Damerau-Levenshtein Automaton
The Damerau-Levenshtein automaton for a pattern P and max distance k accepts all strings within k edits of P.
State Representation
#![allow(unused)]
fn main() {
// Each state represents a position in the pattern
// plus the number of errors used so far
struct NfaState {
pattern_position: usize, // Position in pattern
errors_used: usize, // Errors consumed
}
}
Transitions
For each input character, the NFA can transition to:
- Match: Next character in pattern (0 errors)
- Insertion: Stay at current position (1 error)

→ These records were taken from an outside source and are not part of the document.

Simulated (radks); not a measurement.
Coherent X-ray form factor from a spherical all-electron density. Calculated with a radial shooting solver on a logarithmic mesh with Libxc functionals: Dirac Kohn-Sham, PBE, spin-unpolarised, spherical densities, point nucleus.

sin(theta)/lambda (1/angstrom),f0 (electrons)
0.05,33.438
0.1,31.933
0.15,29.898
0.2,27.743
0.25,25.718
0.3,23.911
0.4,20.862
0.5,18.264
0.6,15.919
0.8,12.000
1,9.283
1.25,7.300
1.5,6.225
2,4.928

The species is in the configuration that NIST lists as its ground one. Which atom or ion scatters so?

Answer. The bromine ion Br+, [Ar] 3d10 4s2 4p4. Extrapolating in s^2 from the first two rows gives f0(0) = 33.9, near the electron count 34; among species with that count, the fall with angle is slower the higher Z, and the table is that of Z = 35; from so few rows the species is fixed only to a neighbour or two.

- Deletion: Skip pattern character (1 error)
- Substitution: Move to next with 1 error
- Transposition: Swap next two characters (special case)
Building the NFA
#![allow(unused)]
fn main() {
// Pattern: "abc" with k=1
// States: (0,0) → (1,0) → (2,0) → (3,0) [exact path]
// (0,0) → (1,1) → ... [with errors]
}
Construction Algorithm
- Create initial state at position 0
- For each pattern character, create states for:
- Exact match (no error)
- Insertion (adds error)
- Deletion (adds error)
- Substitution (adds error)
- Connect states with transitions
- Mark accepting states
Performance Characteristics
| Aspect | Damerau-Levenshtein NFA |
|---|---|
| Time Complexity | O(n × k × m) |
| Space Complexity | O(k × m) |
| Pattern Length | Unlimited |
| Features | Full regex |
Where:
- n = text length
- k = max edits
- m = pattern length
Comparison with Bitap
| Feature | Bitap | Damerau-Levenshtein NFA |
|---|---|---|
| Max Pattern Length | 64 | Unlimited |
| Time Complexity | O(n×k) | O(n×k×m) |
| SIMD Support | Yes | Limited |
| Regex Features | Limited | Full |
| Memory Usage | Low | Higher |
When Used
- Pattern length > 64 characters
- Complex regex features (lookahead, backreferences)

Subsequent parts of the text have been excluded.